Class: Math 9	Duration: 66 minutes
Curriculum Organizer/Big Idea/Focus:	Develop number Sense: Powers with Integer Bases Operations on Powers
Prescribed Learning Outcomes (PLOs)	demonstrate the differences between the exponent and the base by building models of a given power, such as 23 and 32 explain, using repeated multiplication, the difference between two given powers in which the exponent and base are interchanged (e.g., 103 and 310) express a given power as a repeated multiplication express a given repeated multiplication as a power explain the role of parentheses in powers by evaluating a given set of powers (e.g., (–2)4 , (–24 ) and –24 ) demonstrate, using patterns, that a0 is equal to 1 for a given value of a (a ≠ 0) evaluate powers with integral bases (excluding base 0) and whole number exponents *Ministry of Education (2008). Mathematics 8 and 9. British Columbia*
Lesson	Review of A1.1-A2.1
Materials and Equipment Needed	Whiteboard and Marker or Powerpoint Blank paper for students Pencil Crayons for students

	Lesson Components	Learning Activities	Time Allotted
1.	Review / Introduction	We will start with a warm-up, which would be to review the basic principles that we have learned in the previous 2 weeks. We will spend a few minutes discussing the key ideas and doing a few examples on the board.	7 minutes
2.	Hook	I will show them a demonstration of the assignment that I have done or that a previous student has completed. Hopefully they will become excited after seeing this.	6 minutes
3.	Development	3.a. Teacher-Led Activities I will show them how to make the assignment. They are to pretend that they are meeting either an alien race or simply a new group of people. They are to create a brochure that explains to this new group of people the laws and properties of exponents. They can be as creative as they like, as long as the brochure demonstrates an understanding of the properties. They should include things such as a definition, examples, how to multiply/divide, negatives, etc. 3.a. Independent Activities The students will have the remainder of class to create their brochure. This will also serve as their study guide in the future for tests and review. I will walk around and answer questions, as well as ensuring that the students are filling the brochures will adequate and accurate information. If any students finish early, they would be encouraged to add examples or creativity to their brochure, otherwise they are free to simply work ahead if they are caught up. The students are expected to finish this for homework if they are incomplete.	Approx. 50 minutes (10-15 minutes for teacher-led and remainder for seat-work)
4.	Closure	I will ask the students some closing questions to review. What is an exponent? Where do we see exponentials in nature? What was the most difficult part of exponents to explain in your brochure?	3 minutes

Feedback/Assessment of Students’ Learning	For this lesson, the feedback will obviously be from their brochure. I will be looking at i) their creativity ii) their clarity iii) that the information is accurate and sufficient Feedback will be given immediately from my observation, and the rest will be given when I mark their assignment on the criteria listed above.
Modifications	If someone is struggling, they would simply be given additional time and encouraged to use resources to find the information (most likely their textbook).
Extensions	If there were additional time or some students were further ahead, you could easily have the brochure encompass another part of mathematics that you felt the students needed to review, so as to reinforce their learning, but also give them additional study tools.

Entry: John Mason

   Mason's ideas are very related to inquiry based learning. The main idea of the article is to ask guided questions and to challenge the students, as opposed to "dumb[ing] down the question[s]" with the purpose of motivating students. Another method that Mason talks about is letting the students ask  questions and helping them find the answer through their own inquiry. It is quite clear that his ideas connect themselves to inquiry-based learning.
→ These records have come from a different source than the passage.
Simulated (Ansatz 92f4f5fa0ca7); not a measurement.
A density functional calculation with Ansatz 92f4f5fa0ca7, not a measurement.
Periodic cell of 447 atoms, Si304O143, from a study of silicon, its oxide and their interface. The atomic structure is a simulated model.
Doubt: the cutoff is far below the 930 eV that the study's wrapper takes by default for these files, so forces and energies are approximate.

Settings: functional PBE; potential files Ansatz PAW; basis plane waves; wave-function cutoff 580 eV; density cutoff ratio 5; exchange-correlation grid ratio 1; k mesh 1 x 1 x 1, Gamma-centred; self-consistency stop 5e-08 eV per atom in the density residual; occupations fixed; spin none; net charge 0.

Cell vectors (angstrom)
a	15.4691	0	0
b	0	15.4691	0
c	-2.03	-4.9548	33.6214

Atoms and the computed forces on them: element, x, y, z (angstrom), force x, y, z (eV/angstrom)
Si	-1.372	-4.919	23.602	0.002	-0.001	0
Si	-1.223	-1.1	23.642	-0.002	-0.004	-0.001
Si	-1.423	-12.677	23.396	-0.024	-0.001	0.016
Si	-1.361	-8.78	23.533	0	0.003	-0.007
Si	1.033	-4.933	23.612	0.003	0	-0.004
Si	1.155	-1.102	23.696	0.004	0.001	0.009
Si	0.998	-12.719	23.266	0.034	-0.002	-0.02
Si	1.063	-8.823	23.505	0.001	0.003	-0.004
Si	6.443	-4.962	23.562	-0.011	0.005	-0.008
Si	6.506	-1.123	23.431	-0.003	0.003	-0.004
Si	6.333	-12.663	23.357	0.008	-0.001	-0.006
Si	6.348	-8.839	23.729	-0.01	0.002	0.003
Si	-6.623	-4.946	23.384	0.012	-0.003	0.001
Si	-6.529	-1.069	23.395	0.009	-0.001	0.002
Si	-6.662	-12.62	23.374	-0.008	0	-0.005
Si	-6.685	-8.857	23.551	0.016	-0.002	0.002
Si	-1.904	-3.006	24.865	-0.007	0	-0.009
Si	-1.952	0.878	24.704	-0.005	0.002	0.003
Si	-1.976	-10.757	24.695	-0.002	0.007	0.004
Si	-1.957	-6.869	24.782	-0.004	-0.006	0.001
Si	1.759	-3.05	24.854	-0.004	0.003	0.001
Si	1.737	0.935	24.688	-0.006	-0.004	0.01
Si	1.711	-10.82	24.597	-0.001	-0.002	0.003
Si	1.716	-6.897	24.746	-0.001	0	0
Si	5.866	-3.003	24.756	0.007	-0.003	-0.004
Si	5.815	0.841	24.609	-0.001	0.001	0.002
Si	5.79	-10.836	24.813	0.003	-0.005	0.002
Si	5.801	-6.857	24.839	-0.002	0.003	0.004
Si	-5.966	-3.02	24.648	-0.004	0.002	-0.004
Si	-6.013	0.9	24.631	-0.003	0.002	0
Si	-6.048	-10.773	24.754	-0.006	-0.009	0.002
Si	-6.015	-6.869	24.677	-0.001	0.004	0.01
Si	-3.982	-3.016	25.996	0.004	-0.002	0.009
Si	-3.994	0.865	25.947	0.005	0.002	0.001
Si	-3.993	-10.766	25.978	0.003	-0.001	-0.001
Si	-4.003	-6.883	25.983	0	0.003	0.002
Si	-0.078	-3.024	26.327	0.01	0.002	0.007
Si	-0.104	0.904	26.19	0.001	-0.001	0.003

   The goal is to start the long practicum (I'm at a semester school, so I will have a fresh batch of students) by asking the students leading questions towards the answer. This will be easier for me, as they start with review of last year's content, where I can give them a question and help them focus towards the answer (that they have prior knowledge of). Throughout the semester I will ask my questions less clearly, as they will already be familiar with the idea of inquiry and will therefore need to ask the question themselves. For example, if we were reviewing surface area of rectangular prisms I could initially ask "What are you trying to find?", "What formulas have you learned?", or "What are the properties of this shape?". However, as they get deeper into the course, the goal is for them to ask these questions to themselves, so I would shift to less explicit questions such as "What question do you think I would ask you?" or "How did I solve the question on the board yesterday?". This will encourage them to ask themselves questions.

 

Exit: Micro Teaching feedback

I taught Multiplication of Fractions with Julie. We had allocated the time fairly accurately, however the structure of the lesson was a bit poor. Our prior knowledge check was a bit rushed and awkward (as we were all just pretending). The teaching of the material was also quite rushed and there was no time at all for any development of skills, only an introduction (due to having about 6 minutes for it). I would add to this and remove part of the participatory activity if this was real students, and do the activity the next day.

The activity itself for the second half of the teaching was quite effective and fun. The students enjoyed it and it reinforced their skill-set. I would do it again, but I would do it later in the lesson.

Here is my feedback:

Entry: Micro Teaching in Pairs

Micro Teaching Criteria

Name: Jacob & Julie

Topic: Multiplying Fractions and Mixed Numbers

Objectives & Goals	The purpose of this session is to introduce the students to multiplication of various fractions, including mixed numbers. The subsequent lesson (which we won’t do) would teach them about division.
Hook	I will introduce the lesson by showing them a fraction of the board (eg. 5 x ⅓) and ask them what this means in math. I will then explain that it is the addition of ⅓ five times (ie. ⅓ + ⅓ + ⅓ + ⅓ + ⅓), just like regular multiplication.
Materials	To teach this lesson, it is suggested that you have a whiteboard and marker.
Prior Knowledge Check	I would check that students: a) Understand what fractions are and b) Know how to add and subtract fractions. If these are met, we can continue the lesson after a short refresher. If not, we would spend a bit of time on that a it is a required prerequisite.
Activities	2 Minutes: I will explain that multiplication is just addition. I will say that this is also true of fractions and that they know how to add fractions. 2 Minutes: I will do an example. (6 x 1) is just 6 units by 1 unit If you count the boxes, you will get the answer of 6. Now for (6 x ½) you can simply cut this in half either way: If you count the half boxes, you will have 6 of them, which equals 3. 2 Minutes: I will show them that it works for only having fractions as well, such as (½ x ½): 2 Minutes: I will show them the formulaic approach that they will apply, now that they see the methodology: You simply cross multiply. If there is a mixed number, just turn it into an improper fraction first. 6 Minutes: I will give them an activity on Kahoot and review at the end.
Ideas and Skills	They will learn the basics of multiplication of fractions. It will be a culmination of addition of fractions, multiplication, and mixed numbers/improper fractions. This will reinforce algebraic skills.
Closing	The closing section will be at the end of the Kahoot activity. We will check their learning progress and use it to prepare the subsequent lesson.
Assessment	I will assess the students’ learning by seeing if they understand the method during Kahoot. This assessment will be used to determine the amount of homework to assign as well as if the following lesson should advance to division of fractions or further development of multiplication.